Why Do Tiger Parents Want Their Kids to Marry Young?

It's all about a different means to the same end.

Cynthia Kim Beglin
Source: Cynthia Kim Beglin

As Chinese New Year approaches—in mid-February this year—young Chinese begin making plans to travel to their hometowns to visit their parents. In a country where most people have only one child, singles in their mid-twenties often find the pressure to marry is intense. Men greatly outnumber women (118 for every 100) and must compete for increasingly picky women, even as females over the age of 27 are stigmatized as “leftover” women. Many will resort to “hiring” a fake girlfriend or boyfriend to accompany them home to appease their parents. For those who don’t take such drastic measures, I imagine the conversation around the dinner table can be a relentless version of one I had recently with my father about my own children.

“How is my beautiful granddaughter doing? Did she get that great job she's been interviewing for in the city?”

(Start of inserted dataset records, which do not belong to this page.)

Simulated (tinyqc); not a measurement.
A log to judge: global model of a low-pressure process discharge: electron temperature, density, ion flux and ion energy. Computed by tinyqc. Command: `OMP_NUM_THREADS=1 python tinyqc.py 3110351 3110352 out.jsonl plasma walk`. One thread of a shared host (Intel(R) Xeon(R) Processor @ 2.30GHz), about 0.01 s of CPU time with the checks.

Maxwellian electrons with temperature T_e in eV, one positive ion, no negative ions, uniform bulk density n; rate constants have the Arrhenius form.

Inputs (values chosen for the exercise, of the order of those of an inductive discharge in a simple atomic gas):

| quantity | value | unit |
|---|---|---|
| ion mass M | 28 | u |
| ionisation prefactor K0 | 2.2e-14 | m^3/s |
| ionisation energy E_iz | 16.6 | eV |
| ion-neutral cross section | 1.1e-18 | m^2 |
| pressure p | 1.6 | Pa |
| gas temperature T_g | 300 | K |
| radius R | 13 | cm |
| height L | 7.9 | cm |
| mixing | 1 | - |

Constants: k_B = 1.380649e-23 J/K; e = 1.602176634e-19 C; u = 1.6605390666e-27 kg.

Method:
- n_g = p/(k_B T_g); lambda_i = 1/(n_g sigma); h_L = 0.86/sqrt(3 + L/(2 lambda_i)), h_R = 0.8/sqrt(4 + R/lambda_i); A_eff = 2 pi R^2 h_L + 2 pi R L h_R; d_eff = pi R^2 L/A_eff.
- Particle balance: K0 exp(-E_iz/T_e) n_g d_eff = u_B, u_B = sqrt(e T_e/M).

“Yes, Dad, she did.” I grit my teeth and try to muster as much enthusiasm as possible, even though I had just answered that question for him nine times.

“Oh! I’m SO happy!” he exclaims, as I brace myself for his next comment, knowing all too well what it will be. “Now she can move to the big city, find a good husband! There just aren’t enough men in that little town she lives in now! You know, it’s about time she gets married! If she waits much longer, nobody will want her. She's too old.”

I briefly consider answering what I know will be the next question with a lie. “How old is she again?”

I hesitate. “She’s 27.”

“Whaaaaaaaaat?! How’d she get so old? How come you didn’t find her a husband yet?”

I take a deep breath and remind myself, for the ninth time, that he’s from another era—not to mention another culture—that he only has what he considers to be her best interests in mind.

“She’s figuring out her career, Dad. She has to be happy with her life before she worries about making someone else happy as well.”

“That’s ridiculous!” he scoffs. “How can she be happy without a man?”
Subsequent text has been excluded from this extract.